If public universities should fail to be competitive for research grants or have to shrink the size of their student bodies due to budget restrictions, private research universities are unlikely to have available capacity to replace the lost output.  Since the preponderance of enrollment growth in four-year university education has occurred among public universities in the past 50 years, there is reason to doubt whether private universities can or would expand enrollment in response to a decline in capacity to enroll students at public institutions.


Public Universities Remain Strong Competitors


We have no evidence to show the resource challenges facing public universities have caused the quality of instruction to decline, nor research quality to suffer either in absolute terms, or in comparison with private universities.     Since Council of Graduate Schools studies generally find links between adequately funded doctoral studies and time to degree, it would not be surprising to find that the funding picture we describe here is an adverse impact on doctoral students. We know that despite the growing revenue disadvantage per student, public research universities have slightly increased the proportion of federal grants they receive.  However, with their rapidly diminishing ability 


to compete head-to-head with private universities for the best faculty and students, one has to worry that some decline in the quality of teaching and/or research at public research universities may be in the offing.

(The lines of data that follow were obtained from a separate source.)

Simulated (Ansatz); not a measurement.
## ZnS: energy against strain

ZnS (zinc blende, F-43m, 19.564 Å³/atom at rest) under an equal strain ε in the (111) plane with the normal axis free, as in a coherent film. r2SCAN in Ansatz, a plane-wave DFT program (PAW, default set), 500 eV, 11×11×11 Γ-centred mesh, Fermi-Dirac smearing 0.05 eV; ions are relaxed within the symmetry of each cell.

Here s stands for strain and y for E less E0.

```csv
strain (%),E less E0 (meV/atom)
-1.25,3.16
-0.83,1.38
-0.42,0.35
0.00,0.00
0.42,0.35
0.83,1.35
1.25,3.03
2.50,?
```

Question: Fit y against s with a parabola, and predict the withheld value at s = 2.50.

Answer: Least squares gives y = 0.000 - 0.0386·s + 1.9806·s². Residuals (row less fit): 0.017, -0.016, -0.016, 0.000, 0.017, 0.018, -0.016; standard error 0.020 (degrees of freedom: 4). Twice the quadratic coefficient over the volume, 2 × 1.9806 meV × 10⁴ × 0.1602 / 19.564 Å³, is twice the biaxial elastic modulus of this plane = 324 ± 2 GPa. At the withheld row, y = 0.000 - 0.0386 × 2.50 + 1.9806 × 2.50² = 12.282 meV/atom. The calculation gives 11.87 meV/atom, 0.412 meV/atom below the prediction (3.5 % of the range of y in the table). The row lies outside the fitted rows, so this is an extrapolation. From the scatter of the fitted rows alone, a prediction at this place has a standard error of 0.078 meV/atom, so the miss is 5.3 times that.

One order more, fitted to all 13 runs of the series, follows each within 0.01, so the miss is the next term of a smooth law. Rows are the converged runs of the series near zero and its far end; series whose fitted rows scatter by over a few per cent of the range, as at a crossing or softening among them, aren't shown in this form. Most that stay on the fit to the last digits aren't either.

The mechanism through which the effect of relatively smaller resources at public universities than at private universities is transmitted is the labor market.  Lower pay, higher teaching loads and a smaller proportion of high-ability students makes faculty positions at public universities less attractive.  On each of these dimensions, the level of competitiveness of public universities has steadily worsened over the last 20 years and the private minus public gap is now quite noticeable.  Today private universities have a competitive advantage over public universities when competing for faculty.  It would be a strange market if the employers offering the best pay and working conditions did not use that ability to hire the most productive faculty members.

 

Federal Funding Agencies are not Paying the Full Cost of Research

 

Threatening both public and private research universities is the failure of U.S.research funding agencies to cover the total cost of the research projects they sponsor.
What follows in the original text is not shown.